The firm's media buying carries a markup on placements (standard industry practice is 15 to 20 percent of media spend), and production services such as video shooting, editing, or photography are charged either as line items or bundled into monthly retainer hours. For clients who already have media budgets but need strategy and creative, the agency can work on a fixed-fee or hourly basis; rates for strategy work typically fall in the $150 to $250 per hour range for senior planners.
A meaningful distinction: Four Seasons does not require clients to move all media spend through the agency. Some clients keep buying directly with local broadcast stations or digital platforms and bring only creative and strategy to the agency. Others consolidate everything. This flexibility matters for companies that have existing relationships or contracts they want to maintain.
How It Compares to Other Baltimore Advertising Options
Baltimore has several advertising agencies operating at different scales. The largest regional firms, such as Mediavest and Venable Communications, anchor the high end and serve major regional corporations and national brands with regional budgets. Their minimum engagements often exceed $25,000 monthly and require significant upfront strategy phases. They are better suited to companies with complex, multi-channel campaigns and dedicated marketing departments.
At the smaller end, freelance creatives and boutique shops (often one or two designers plus a contractor network) can deliver individual assets cheaply but lack the integrated campaign planning and media buying infrastructure. A solopreneur designer might charge $500 to $2,000 for a logo or ad layout; that is lower initial cost but does not include the strategic thinking about where an ad should run or how it connects to other touchpoints.
Four Seasons fills the gap: it has enough structure and in-house resources to manage complex campaigns and media buying, but operates lean enough to work with mid-market budgets and smaller accounts that would not justify a retainer at a larger firm. It is also local, which means the account team and decision-makers are accessible, and the agency understands Baltimore's market dynamics in ways a national agency branch typically does not.

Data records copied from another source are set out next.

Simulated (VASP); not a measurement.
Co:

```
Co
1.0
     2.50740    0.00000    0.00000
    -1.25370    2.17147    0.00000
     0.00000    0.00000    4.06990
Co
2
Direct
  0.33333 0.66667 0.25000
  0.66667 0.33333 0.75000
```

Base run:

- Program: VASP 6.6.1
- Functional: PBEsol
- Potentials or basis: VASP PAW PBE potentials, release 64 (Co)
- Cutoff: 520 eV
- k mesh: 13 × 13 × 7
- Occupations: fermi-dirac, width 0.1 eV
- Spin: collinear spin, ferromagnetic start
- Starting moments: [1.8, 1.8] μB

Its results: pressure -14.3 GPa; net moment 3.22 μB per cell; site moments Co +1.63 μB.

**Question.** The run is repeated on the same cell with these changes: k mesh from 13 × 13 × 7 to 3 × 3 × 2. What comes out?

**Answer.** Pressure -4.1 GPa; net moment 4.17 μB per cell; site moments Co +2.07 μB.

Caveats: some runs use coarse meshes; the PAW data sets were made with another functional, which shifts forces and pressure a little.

The choice depends on budget and complexity. A healthcare system with a $500,000 annual marketing budget and a need for broadcast, digital, and print coordination will likely find Four Seasons' retainer model and in-house production more efficient than hiring three separate vendors. A startup with $50,000 to spend on a one-time campaign might be better served by a freelancer or project-based consultant.
Who This Suits and Who It Does Not
Four Seasons works best for established B2B or regulated-industry companies that need consistent, ongoing campaigns and can commit to a retainer. Manufacturers seeking to improve lead quality, healthcare systems managing reputation or recruitment, and professional services firms looking for sustained brand presence are natural fits. The agency also suits companies that have struggled with inconsistent creative or siloed marketing (email team separate from media team, for example) and want integrated planning.
The agency is not ideal for companies that need occasional, ad-hoc creative work; freelancers and smaller shops are more cost-effective for sporadic needs. It is also not the right choice if your budget is under $2,000 monthly or you are unwilling to commit to ongoing strategy work. Startups and nonprofits with limited budgets should explore smaller vendors first.
What the First Engagement Typically Involves
An initial conversation includes a discovery phase in which the agency audits your current marketing, defines target audiences, and establishes measurable goals. This phase is usually unpaid or minimal-cost and lasts one to two weeks. If the fit is right, Four Seasons will propose either a retainer or project scope and timeline. Expect to spend 2 to 4 weeks in planning before creative work begins; this is standard but means clients should not expect finished ads in the first month.
Hours, Location, and Logistics
Four Seasons Media is located in the Canton neighborhood of Baltimore; the address and current hours should be confirmed on the agency's website or by phone, as advertising agencies often work flexible schedules aligned to client needs rather than fixed office hours. The agency accepts inbound inquiries by email and phone, and most ongoing account management occurs via video conference or in-person meetings in their office or yours.
Four Seasons Media serves the Baltimore region by maintaining the local relationships and market knowledge that larger national agencies cannot match while providing the integrated capabilities that freelancers lack.